As a result of Dad’s encouragement and my own study of successful people, I’ve come to the same conclusion about good thinking. I believe success is difficult, if not impossible, to achieve without it. That’s one of the reasons I’ve written so much about it. It’s foundational. In fact, I opened my book Thinking for a Change with some thoughts about thinking that I’d like to share with you. They will help you understand why I believe thinking is so important:

How to Increase Your Thinking Capacity

Like other high-energy people and most leaders, I have a natural bias for action. And success in achieving goals certainly requires action. But a bias for action has its limits. I discovered a long time ago that if I wanted to increase my overall success capacity, then I needed to increase my thinking capacity.

Here is the process that I use to expand ideas and improve my thinking on a daily basis. If you can learn this process, it will make your thinking more thorough. As your thinking improves, the number of good ideas you have will increase. And as you take action on those ideas, your life will become better. Great lives are created by taking good actions on great ideas.

1. Think the Thought—Value Your Thinking

Most people do not recognize the value of good thinking. They have thoughts, but they let them go and don’t do anything with them. However, when you value good thoughts, it makes all of your thinking more valuable. That is the starting point of increasing your thinking capacity.

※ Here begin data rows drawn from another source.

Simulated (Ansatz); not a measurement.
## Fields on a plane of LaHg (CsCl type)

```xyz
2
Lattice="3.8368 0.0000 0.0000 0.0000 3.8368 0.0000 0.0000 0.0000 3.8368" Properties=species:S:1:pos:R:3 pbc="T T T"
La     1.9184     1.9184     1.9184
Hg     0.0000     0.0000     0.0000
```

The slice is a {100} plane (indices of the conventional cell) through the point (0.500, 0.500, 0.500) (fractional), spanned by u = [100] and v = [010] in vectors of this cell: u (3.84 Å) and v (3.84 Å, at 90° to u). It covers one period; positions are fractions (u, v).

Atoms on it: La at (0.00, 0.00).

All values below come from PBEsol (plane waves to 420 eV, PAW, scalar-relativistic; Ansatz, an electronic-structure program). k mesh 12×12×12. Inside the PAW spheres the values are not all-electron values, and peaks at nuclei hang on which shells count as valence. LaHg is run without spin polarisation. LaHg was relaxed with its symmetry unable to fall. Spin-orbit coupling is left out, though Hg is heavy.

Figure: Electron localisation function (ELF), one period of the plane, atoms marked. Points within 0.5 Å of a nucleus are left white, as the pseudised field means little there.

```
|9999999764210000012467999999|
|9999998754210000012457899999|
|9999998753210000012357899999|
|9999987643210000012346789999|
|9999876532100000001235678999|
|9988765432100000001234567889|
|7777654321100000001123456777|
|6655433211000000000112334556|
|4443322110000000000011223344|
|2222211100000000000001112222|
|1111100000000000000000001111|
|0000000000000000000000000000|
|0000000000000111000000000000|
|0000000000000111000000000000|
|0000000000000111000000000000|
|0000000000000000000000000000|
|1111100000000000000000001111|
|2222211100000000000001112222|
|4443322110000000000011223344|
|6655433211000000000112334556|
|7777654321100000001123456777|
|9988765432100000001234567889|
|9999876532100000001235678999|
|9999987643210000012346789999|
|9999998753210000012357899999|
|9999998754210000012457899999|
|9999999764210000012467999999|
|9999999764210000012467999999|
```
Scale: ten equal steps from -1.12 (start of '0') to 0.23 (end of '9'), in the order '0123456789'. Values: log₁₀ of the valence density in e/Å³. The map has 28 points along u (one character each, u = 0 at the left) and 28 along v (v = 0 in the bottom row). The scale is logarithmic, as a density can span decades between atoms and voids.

Because I value good thinking, I am constantly asking myself questions to help me discover and develop ideas, such as:

Where Can I Find an Idea?

Becoming a better thinker means having the right mind-set. Two people can see the same things, go through the same experiences, have the same conversations, yet one walks away with a flurry of great thoughts and the other without a single new idea. To increase your thinking capacity, you need to become an idea digger. That’s how I think of myself. I’m always looking for ideas and trying to mine them. To me, when two things happen, it’s a great day: when I’ve added value to someone and when I’ve found a good idea.

How Can I Use It?

A lot of people come across an idea, and recognize that it’s a good idea, yet don’t do anything with it. They don’t follow through. That’s a shame, because ideas are like muscles. You use them or lose them.

I remember back when I was leading a church in San Diego, I was mentored for a few years by Charles Blair, who led a church in Denver, Colorado. Charles once talked to me about the importance of first impressions, and he said, “I build this church on good first impressions.”

What a great idea, I thought. How can I use that? It forced me to think about how the first impression of my church wasn’t even in the church. It was in the parking lot. So I made sure the parking lot attendants were fantastic. I equipped them with the idea, “You are the first impression for everyone who comes to the church.” When you get a good idea, you need to think to yourself, How can I use it?

How Can I Maximize the Idea?

There isn’t a single idea that starts out as good as it can be. Every idea can be taken to another level and can be applied in a way that maximizes it. Going back to that same experience I had with Charles Blair’s advice, we ended up maximizing the idea of the first impression by using it to improve a lot of things in the church. We retrained all of our ushers so that they would make a great impression. We looked at our buildings and the impression they made on people. We retrained our children’s workers. We maximized the idea by helping people in every area of the organization present themselves better and give visitors a positive experience.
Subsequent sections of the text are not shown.